Big plantations accused of being major cause of haze in Sarawak

MIRI: The biggest culprits behind the widespread wildfires and bush fires in semi-rural and rural Sarawak have been identified.

The environmental authorities in Sarawak were therefore urged to come up with more effective strategies for tackling open burning at night because it has been found that many plantations set fire to huge amounts of agricultural waste under the cover of darkness.

Coordinator of the Sarawak Coalition of Associations for Natural Environment (Scane), Raymond Abin, yesterday told The Star that one of the reasons why the bush fires and haze happened yearly in this state was because the authorities had been ineffective in catching those who start open fires at night.

He said he had observed Sarawak Natural Resources and Environment Board (NREB) and the Department of Environment (DOE) trying hard for years to prevent bush fires.

“Despite their efforts, bush fires continue to remain a big problem around this time of the year,” he said.

He noted that it was common for some people in the state government to blame bush fires and the haze on shifting cultivators and native farmers, but it had been found that the biggest culprits are plantation companies.

He said he had personally seen bush fires raging in some plantations during the night.

Abin, who is also the coordinator of Borneo Resources Institute Malaysia (Brimas), pointed out that ground patrols carried out by the NREB and DOE did not seem to be truly effective in stopping open burning as they could only do so much as they simply did not have enough personnel.

“If the NREB and DOE can coordinate a better system of night patrols, maybe the bush fires can be reduced,” he said.

Abin suggested that the DOE and NREB get help from other government departments and agencies, community leaders and longhouse people.
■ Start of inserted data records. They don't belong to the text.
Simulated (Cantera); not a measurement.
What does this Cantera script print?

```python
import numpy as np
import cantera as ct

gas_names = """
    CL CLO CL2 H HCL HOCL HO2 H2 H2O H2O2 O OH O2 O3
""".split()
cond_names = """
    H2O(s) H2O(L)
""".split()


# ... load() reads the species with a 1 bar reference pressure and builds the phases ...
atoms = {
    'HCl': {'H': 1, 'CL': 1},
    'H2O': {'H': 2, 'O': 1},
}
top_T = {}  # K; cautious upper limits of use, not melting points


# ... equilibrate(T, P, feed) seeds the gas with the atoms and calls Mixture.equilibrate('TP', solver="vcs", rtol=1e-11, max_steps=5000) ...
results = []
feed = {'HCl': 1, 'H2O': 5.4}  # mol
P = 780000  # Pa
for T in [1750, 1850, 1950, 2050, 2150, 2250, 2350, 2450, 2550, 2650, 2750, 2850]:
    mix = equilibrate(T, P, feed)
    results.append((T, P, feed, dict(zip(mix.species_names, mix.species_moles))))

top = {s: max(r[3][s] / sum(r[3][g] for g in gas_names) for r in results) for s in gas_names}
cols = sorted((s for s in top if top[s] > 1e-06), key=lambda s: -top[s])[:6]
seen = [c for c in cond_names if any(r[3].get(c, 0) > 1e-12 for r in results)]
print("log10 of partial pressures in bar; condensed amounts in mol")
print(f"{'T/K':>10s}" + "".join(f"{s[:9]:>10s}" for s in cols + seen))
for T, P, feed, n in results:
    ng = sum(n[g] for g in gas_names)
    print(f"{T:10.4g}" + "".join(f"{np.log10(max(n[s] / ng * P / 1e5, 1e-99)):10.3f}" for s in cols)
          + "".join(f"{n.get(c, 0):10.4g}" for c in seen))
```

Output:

He also noted that the most effective way of detecting bush fires at night is from the sky.

“I have seen huge fires raging during the night hours while flying from Kuching to Miri. These fires can be seen as red patches even from high up,” he said.

Miri DOE chief Siva Nathiran said the permits for open burning were issued by the NREB and not them.

Two days ago, NREB state controller, Peter Sawal, said in Kuching that they would be very cautious when issuing permits during the current dry spell.